11 September 2017

FUNCTIONAL TEAPOTS

A Brown Betty teapot.

Is this what a functional teapot looks like? The question was prompted by Keith Savage asking me whether the Torquay ware teapot I wrote about recently (below) poured well or whether it was just decorative. It's clean inside and I don't think anyone has ever made tea in it. I'd put it on a shelf and hadn't thought of using it, but when I read Keith's comment I tried it. It does pour well. The flat shape makes it stable, the position of the handle gives a good lift and the spout doesn't drip. It takes half a pint of liquid, two cups.

Aller Vale teapot, c.1920

It's not what you think of as a functional teapot - the word suggests the long-established Brown Betty, or perhaps Marianne Brandt's Bauhaus teapot (below), not the ornately decorated Torquay pot made by the Aller Vale pottery. Functional implies that if you design for use, form follows inevitably and there will be little or no ornament. David Pye, late professor of furniture at the RCA, concluded that the idea of function as the quality of an object was incoherent and that a useful object's appearance, though constrained, was not determined by its intended use. The choice of form is aesthetic and there is no design without style. Pye makes you wonder why you didn’t realise these things before he said them. For example, nearly every ceiling is flat and smooth, but flatness and smoothness are not requirements of of a ceiling, they are aesthetic choices. What came to be understood as functional meant a smooth, streamlined shape or economy and cheapness. 

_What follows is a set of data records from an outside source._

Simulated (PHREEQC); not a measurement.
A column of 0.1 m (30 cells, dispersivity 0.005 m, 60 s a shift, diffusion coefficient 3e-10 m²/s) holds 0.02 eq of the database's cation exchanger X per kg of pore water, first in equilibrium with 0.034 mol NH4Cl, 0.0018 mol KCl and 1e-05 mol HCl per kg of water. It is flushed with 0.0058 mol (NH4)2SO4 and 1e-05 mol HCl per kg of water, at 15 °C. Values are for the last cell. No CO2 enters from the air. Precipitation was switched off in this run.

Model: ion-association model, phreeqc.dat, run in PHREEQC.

Marianne Brandt's Bauhaus teapot, c.1924

"When any useful thing is designed", said Pye "the shape of it is in no way imposed on the designer, or determined by any influence outside him, or entailed. His freedom in choosing the shape is a limited freedom, it is true, but there are no limitations so close as to relieve him or the maker of responsibility for the appearance of what they have done."

The ornate Torquay ware teapot, designed at about the same time as Marianne Brandt's teapot, works as well as the Brown Betty and I guess it's a more useful teapot than the Brandt. The Brandt sold for £361,000 at Sothebys New York in 2007. The Torquay pot cost £10 in a charity shop.


Tea set by Ladislaw Sutnar, 1929-32

Ladislaw Sutnar's simple porcelain tea set (above) lacks the ornamentation of the Torquay pot and the aggressive originality of the Brandt. Except for the cups, which are made for an older style of tea drinking, it's hard to date. It could by Habitat in the 1980s; in fact it was manufactured in Czechoslovakia in 1929-32. It looks as if it works.